NEW YORK--(BUSINESS WIRE)--
Vince Holding Corp. (NYSE:VNCE), a leading global luxury apparel and
accessories brand (“Vince” or the “Company”), today announced that at
the close of business on October 23, 2017, it effected its
previously-announced, 1-for-10 reverse stock split (the “Reverse Stock
Split”). The Company’s common stock will begin trading on a
split-adjusted basis when the market opens on October 24, 2017.
Pursuant to the Reverse Stock Split, every 10 shares of Vince’s issued
and outstanding common stock were automatically converted into one share
of common stock. No fractional shares will be issued if, as a result of
the Reverse Stock Split, a stockholder would otherwise have been
entitled to a fractional share. Instead, each stockholder is entitled to
receive a cash payment equal to the fraction of which such holder would
otherwise have been entitled multiplied by 0.48, which is the average
closing price per share on the New York Stock Exchange (“NYSE”) for the
five consecutive trading days immediately preceding October 24, 2017.
Following the Reverse Stock Split, the number of outstanding shares of
Vince’s common stock was reduced by a factor of ten. The number of
authorized shares of common stock has also been reduced from 250,000,000
to 100,000,000.
The Company’s shares of common stock will continue to trade on the NYSE
under the symbol “VNCE” but will trade under the new CUSIP number
92719W207. The Reverse Stock Split was intended to increase the market
price per share of the Company’s common stock in order to comply with
the NYSE’s continued listing standards relating to minimum price per
share.
ABOUT VINCE
Established in 2002, Vince is a global luxury brand best known for
utilizing luxe fabrications and innovative techniques to create a
product assortment that combines urban utility and modern effortless
style. From its edited core collection of ultra-soft cashmere knits and
cotton tees, Vince has evolved into a global lifestyle brand and
destination for both women’s and men’s apparel and accessories. As of
July 29, 2017, Vince products were sold in prestige distribution
worldwide, including approximately 2,300 distribution locations across
more than 40 countries. With corporate headquarters in New York and its
design studio in Los Angeles, the Company operated 41 full-price retail
stores, 14 outlet stores and its e-commerce site, vince.com. Please
visit www.vince.com for
more information.
Forward-Looking Statements: This document, and any statements
incorporated by reference herein, contains forward-looking statements
under the Private Securities Litigation Reform Act of 1995.

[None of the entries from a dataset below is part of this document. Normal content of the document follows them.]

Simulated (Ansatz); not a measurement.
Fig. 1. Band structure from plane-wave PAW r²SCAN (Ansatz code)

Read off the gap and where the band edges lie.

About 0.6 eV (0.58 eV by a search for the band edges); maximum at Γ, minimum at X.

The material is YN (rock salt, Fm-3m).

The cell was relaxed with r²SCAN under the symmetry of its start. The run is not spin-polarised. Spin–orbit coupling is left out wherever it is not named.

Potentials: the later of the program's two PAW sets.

Forward-looking statements include the statements regarding, among other
things, our current expectations about the Company's future results and
financial condition, revenues, store openings and closings, margins,
expenses and earnings and are indicated by words or phrases such as "may,"
"will," "should," "believe," "expect," "seek," "anticipate," "intend,"
"estimate," "plan," "target," "project," "forecast," "envision" and
other similar phrases. Although we believe the assumptions and
expectations reflected in these forward-looking statements are
reasonable, these assumptions and expectations may not prove to be
correct and we may not achieve the results or benefits anticipated.
These forward-looking statements are not guarantees of actual results,
and our actual results may differ materially from those suggested in the
forward-looking statements. These forward-looking statements involve a
number of risks and uncertainties, some of which are beyond our control,
including, without limitation: our ability to continue having the
liquidity necessary to service our debt, meet contractual payment
obligations (including under the tax receivable agreement) and fund our
operations; our ability to continue as a going concern; our ability to
successfully operate the newly implemented systems, processes, and
functions recently transitioned from Kellwood Company; our ability to
remediate the identified material weaknesses in our internal control
over financial reporting; our ability to regain compliance with the
continued listing standards of the New York Stock Exchange; our ability
to ensure the proper operation of the distribution facility by a third
party logistics provider recently transitioned from Kellwood; our
ability to remain competitive in the areas of merchandise quality,
price, breadth of selection, and customer service; our ability to
anticipate and/or react to changes in customer demand and attract new
customers, including in connection with making inventory commitments;
our ability to control the level of sales in the off-price channels; our
ability to manage excess inventory in a way that will promote the
long-term health of the brand; changes in consumer confidence and
spending; our ability to maintain projected profit margins; unusual,
unpredictable and/or severe weather conditions; the execution and
management of our retail store growth plans, including the availability
and cost of acceptable real estate locations for new store openings; the
execution and management of our international expansion, including our
ability to promote our brand and merchandise outside the U.S. and find
suitable partners in certain geographies; our ability to expand our
product offerings into new product categories, including the ability to
find suitable licensing partners; our ability to successfully implement
our marketing initiatives; our ability to protect our trademarks in the
U.S. and internationally; our ability to maintain the security of
electronic and other confidential information; serious disruptions and
catastrophic events; changes in global economies and credit and
financial markets; competition; our ability to attract and retain key
personnel; commodity, raw material and other cost increases; compliance
with domestic and international laws, regulations and orders; changes in
laws and regulations; outcomes of litigation and proceedings and the
availability of insurance, indemnification and other third-party
coverage of any losses suffered in connection therewith; tax matters;
and other factors as set forth from time to time in our Securities and
Exchange Commission filings, including under the heading "Item 1A—Risk
Factors" in our Annual Report on Form 10-K and our Quarterly Reports on
Form 10-Q. We intend these forward-looking statements to speak only as
of the time of this release and do not undertake to update or revise
them as more information becomes available, except as required by law.